Introduction:
The problem I choose to solve is to identify the classification of a Kepler object. A Kepler object is a celestial object transiting around a star. The classification of a Kepler object has two outcomes, whether the object is a planet or not. This stood out as a very important problem to tackle because of the following reasons:
- There is a lot of data associated with every Kepler object, which made it a good machine learning problem.
- Scientists around the world spend hundreds of hours to classify an object as a planet. In the process, they also spend the same amount of time to even classify an object as a false positive.
The input to the algorithm is measurements obtained from the Kepler space telescope, I then use Logistic Regression, SVM, Decision Tree, Random Forest to output a predicted classification of the object.
Related Work:
Although applying machine learning to astrophysics is a new concept and the depth of related work in this field is shallow, there were some fantastic works published in this area. Following are the related research works I came across.

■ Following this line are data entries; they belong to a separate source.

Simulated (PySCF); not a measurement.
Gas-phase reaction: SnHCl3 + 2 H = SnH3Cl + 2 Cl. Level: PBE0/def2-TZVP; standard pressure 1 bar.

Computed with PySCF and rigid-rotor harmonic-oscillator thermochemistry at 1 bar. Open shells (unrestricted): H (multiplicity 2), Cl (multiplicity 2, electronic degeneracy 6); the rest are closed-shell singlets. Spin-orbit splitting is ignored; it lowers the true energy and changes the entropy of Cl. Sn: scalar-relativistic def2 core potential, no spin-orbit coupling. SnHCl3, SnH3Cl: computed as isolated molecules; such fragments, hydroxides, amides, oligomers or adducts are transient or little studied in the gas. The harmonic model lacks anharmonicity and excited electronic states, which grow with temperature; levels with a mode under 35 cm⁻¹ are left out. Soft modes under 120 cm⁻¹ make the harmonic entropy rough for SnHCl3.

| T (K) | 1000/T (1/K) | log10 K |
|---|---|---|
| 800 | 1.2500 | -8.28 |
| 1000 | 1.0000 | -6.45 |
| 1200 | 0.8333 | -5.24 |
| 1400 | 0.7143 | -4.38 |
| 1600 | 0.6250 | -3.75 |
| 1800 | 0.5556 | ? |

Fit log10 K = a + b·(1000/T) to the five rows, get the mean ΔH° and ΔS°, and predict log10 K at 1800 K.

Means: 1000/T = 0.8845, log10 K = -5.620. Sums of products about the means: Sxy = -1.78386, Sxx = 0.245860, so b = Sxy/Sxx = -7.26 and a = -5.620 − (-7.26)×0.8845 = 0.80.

The scientists at NASA Ames Research Center have developed a machine learning model to classify planets from 'Threshold crossing event' data. A threshold crossing event (TCE) is a sequence of significant, periodic, planet transit-like features in the light curve of a target star. (McCauliff, et al. 2015). This work was done in 2015 and was the first of a kind in the field of exoplanet classification. They have used decision tree and random forest to create the machine learning models and ultimately achieved an error rate for classifying exoplanets of 2.81%. The most interesting thing about their work is that the techniques presented in their paper has helped scientists to identify new planets in the habitable zone. The main strength in their work is that the scientists who created the model were all astrophysicists with in-depth knowledge in their field. The approach they have selected is completely scientific and only a person of belonging to that field would be able to comprehend and quantify their work. the approach differs from theirs as I concentrated on the dataset and building the model without as much scientific approach, they have put in.
The next work I came across is done by researchers and professors at Southern Methodist University (Sturrock, et al. 2019). In this work, they have leveraged random forest classifier to classify the data. They have also created an API to access the model using a website. Although this work was produced more recently, the dataset they have selected contained a smaller number of data points and with the less amount of data, the model could be biased. Although there are few similarities in how they handled the data and how I handled the data, I tried to deviate from their approach of just building a classification model. In the work, I have also explored the data in-depth and have found out flags for an object to be considered a false positive.
The professors at University of Delaware have considered the similar approach to the work submitted by the researchers at Southern Methodist University (Priyadarshini, I., & Puri, V. 2021). In their approach, they have used more advanced algorithms such as MLP and CNN and ultimately achieved an accuracy of 99.62% using their CNN model. They have done an incredible work in achieving a greater accuracy but the results of using this model in the real world are unknown.
With these previous works, I understood that the purpose of work so far is to aid the process of classifying exoplanets only and I saw that there is a need to understand and figure out a way to identify false positives as well. I strongly feel that early identification of false positives could result in a better and efficient exoplanet classification.
Data:
The dataset I obtained was from Kepler Object of Interest dataset. The dataset is publicly available in NASA archives. This dataset consists of information collected from Kepler Space Telescope. This data contains information of an object transiting around its host star NASA calls it threshold crossing event. During the orbiting of a planet around its host star, the light of its host star decreases to the observer (here, Kepler Space Telescope). The amount of light dimming helps to identify various characteristics of the object. With this information, I aimed to classify the objects as whether they are planets. The dataset was obtained directly from the Kepler Objects of Interest archive.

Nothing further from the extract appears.